Why is There no Agreement in Philosophy?

Philosophers cannot find any agreement on the major themes of philosophy. Questions like:
What is right?
What is real? | What is the truth?
Who am I?
Who should I be?
How should I behave?

This could, and possibly should, be seen as a scandal, but isn't.
Questions like this seem compelling and simple (and genuine), yet prove fiendishly difficult when one tries to answer them.

Not only can philosophers not answer philosophical problems, they cannot explain why they cannot answer them.

Partly, they do not like the possibility that these are not questions that can be answered, with an answer that is first of all true and false.

The working assumption seems to be, we will answer these questions in due time. Even if this seems implausible as people have been working on these very problems for over twenty-five hundred years.

So what are some possible related reasons why these question remain through recorded history?

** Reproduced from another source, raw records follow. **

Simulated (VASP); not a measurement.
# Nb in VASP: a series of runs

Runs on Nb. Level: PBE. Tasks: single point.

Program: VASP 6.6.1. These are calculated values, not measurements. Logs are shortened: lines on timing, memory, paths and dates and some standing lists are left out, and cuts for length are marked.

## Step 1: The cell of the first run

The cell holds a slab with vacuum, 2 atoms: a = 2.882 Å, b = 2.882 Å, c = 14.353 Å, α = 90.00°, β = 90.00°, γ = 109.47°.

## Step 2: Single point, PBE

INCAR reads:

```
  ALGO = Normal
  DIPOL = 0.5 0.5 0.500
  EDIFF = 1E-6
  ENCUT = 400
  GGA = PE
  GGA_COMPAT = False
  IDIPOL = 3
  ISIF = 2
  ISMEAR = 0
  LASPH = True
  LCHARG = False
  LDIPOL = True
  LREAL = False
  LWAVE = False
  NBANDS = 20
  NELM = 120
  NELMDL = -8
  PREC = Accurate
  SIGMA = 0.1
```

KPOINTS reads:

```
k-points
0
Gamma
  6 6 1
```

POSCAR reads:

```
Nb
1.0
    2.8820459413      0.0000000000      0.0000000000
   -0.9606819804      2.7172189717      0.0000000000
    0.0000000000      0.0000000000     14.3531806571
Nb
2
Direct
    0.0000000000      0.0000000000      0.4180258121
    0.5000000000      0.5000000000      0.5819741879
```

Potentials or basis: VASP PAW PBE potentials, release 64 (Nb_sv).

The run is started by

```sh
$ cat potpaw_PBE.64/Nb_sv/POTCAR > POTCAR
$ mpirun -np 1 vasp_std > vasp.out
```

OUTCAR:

  • The world is too complex. The math involved may be too complex for human understandings, even if augmented by computers. (We do not have theory about the limits of human mathematical understandings.)
  • The world is non-understandable not only in math, but in words. There are limits to language. The idea of limits to language, and therefore to our linguistic understandings, is impossible to conceptualize, at least with the metaphor of limits.
  • Not only that but language, in its complex uses, may be beyond our comprehension.
  • We are prey to alternative indefeasible conceptual systems, some of them primitively simple. I can understand the later Wittgenstein and I can understand the early Heidegger. Even so I cannot easily put them together as a unified understanding of the universe. (Perhaps this is like how songs cannot be combined.)
  • Not only can humans unable to understand they will never understand the world, or even to understand what understanding is. In many contexts understanding makes perfect sense, in others it is often a subjective feeling having little to do with reality.
  • We have a misleading picture of what the world is. Actually that is all our mostly mono-tasking mind can do. The world is all sorts of things and understandings taking place simultaneously, not only in us but all throughout the universe. And we do not have concepts for this, we can not even assume there are any concepts for this, except ones so general they are nearly meaningless.

It may of course be that the main job of philosophers is to disagree, but that this can be a job assignment, tells us something about the nature of philosophy.